S.H.
Well he is almost 2 after all.... so any expectation of him, has to be in line with his age-set. Otherwise, frustration will arise, for both Parent and child.
At this age, they do NOT have fully developed "impulse control" yet, nor the complete understanding of "why" they have to sit at the table for a period of time. Even 4-5-6 year old kids will and can squirm at a dinner table or at a restaurant. So KEEP this in mind, to keep things in perspective.
IF he tantrums, just go about and have your dinner anyway, with Hubby or just you. Try not to "convince" him "not" to yell.... meaning, he's going to yell anyway. But, make your stance and tell him "no yelling..." and don't get into a battle about it. For some kids, interacting in the tantrum, just makes them tantrum more and makes it worse.
A child WILL 'deflate' on their own, whether or not we are in the tussle or not.
Sure, guide him. But anything has to be age-appropriate. AND, habits like this (ie: knowing the purpose of dinner and sitting together, nicely)... is an "ability" that is attained over time.... THAT is the key.
Certainly, at 2 years old... they are not going to sit nicely like a 6 year old. 2 year old children have ants in their pants... and their attention spans are not prolonged either. Thus, just let him try his best... but don't expect "perfection" from him, or at least not yet. "Habits" like this take time.... to build-up. Like a rock collecting moss.
So, pick your battles. This is a time of "tantrums" as well... it was bound to happen. A great book is "Your 2 Year Old" which you can find at www.amazon.com It nicely explains what a 2 year old is like for the Parent. So they can understand them.
I would not "expect" him to sit at the table.... much less, quietly or like a statue. He can't. He's too young. He's probably also just too distracted by dinner time, or tired... or just that fact that BOTH his parents are home... together with him, is enough to make a child just too excited to sit still or eat. I know when my Hubby comes home from work, both my kids get SO SO active and loud and excited that their Daddy is home... and they will not sit still either. They have to get it out... all their emotions at the end of the day, of seeing Daddy home, of the night-time commencing etc. So, it's a real doozy for some kids.

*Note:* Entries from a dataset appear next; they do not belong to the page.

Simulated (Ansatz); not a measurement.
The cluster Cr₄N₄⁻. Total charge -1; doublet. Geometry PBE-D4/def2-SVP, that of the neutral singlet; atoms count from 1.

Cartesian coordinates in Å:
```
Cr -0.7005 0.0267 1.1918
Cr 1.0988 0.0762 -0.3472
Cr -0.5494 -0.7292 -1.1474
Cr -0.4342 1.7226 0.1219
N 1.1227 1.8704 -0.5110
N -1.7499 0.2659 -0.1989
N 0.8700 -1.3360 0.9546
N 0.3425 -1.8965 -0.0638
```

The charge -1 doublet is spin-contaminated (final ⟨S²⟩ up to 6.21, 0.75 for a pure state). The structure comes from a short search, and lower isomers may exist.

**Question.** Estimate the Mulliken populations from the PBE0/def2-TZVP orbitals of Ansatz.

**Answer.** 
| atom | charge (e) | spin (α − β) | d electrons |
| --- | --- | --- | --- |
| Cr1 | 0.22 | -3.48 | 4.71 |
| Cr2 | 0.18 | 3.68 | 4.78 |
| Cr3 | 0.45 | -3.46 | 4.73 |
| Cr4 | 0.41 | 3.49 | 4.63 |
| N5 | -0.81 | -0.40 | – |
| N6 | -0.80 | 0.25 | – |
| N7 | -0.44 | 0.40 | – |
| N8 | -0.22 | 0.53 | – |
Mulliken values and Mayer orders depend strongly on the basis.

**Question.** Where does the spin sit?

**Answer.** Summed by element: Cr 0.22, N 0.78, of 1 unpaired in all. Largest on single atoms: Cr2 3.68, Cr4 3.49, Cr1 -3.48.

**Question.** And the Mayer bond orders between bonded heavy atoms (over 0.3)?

Remember: age appropriate expectations, tantrums will happen, it will take time. I sincerely do not believe in punishments for things like this... he is just behaving as a child. But, GUIDE him in the ways of your 'rules.' Like anything... boundaries, and manners, and behavior takes time to attain. So, changes will not happen over night.
My son does not sit still either. My son is 2.5 years old. I really don't stress about it. I rather him be a child than have a big battle at dinner and then have to wrestle him and tie him to his seat, and have yelling. Not my cup of tea. But, there are nights when he IS great about it, and he does know that the dinner table is for sitting at.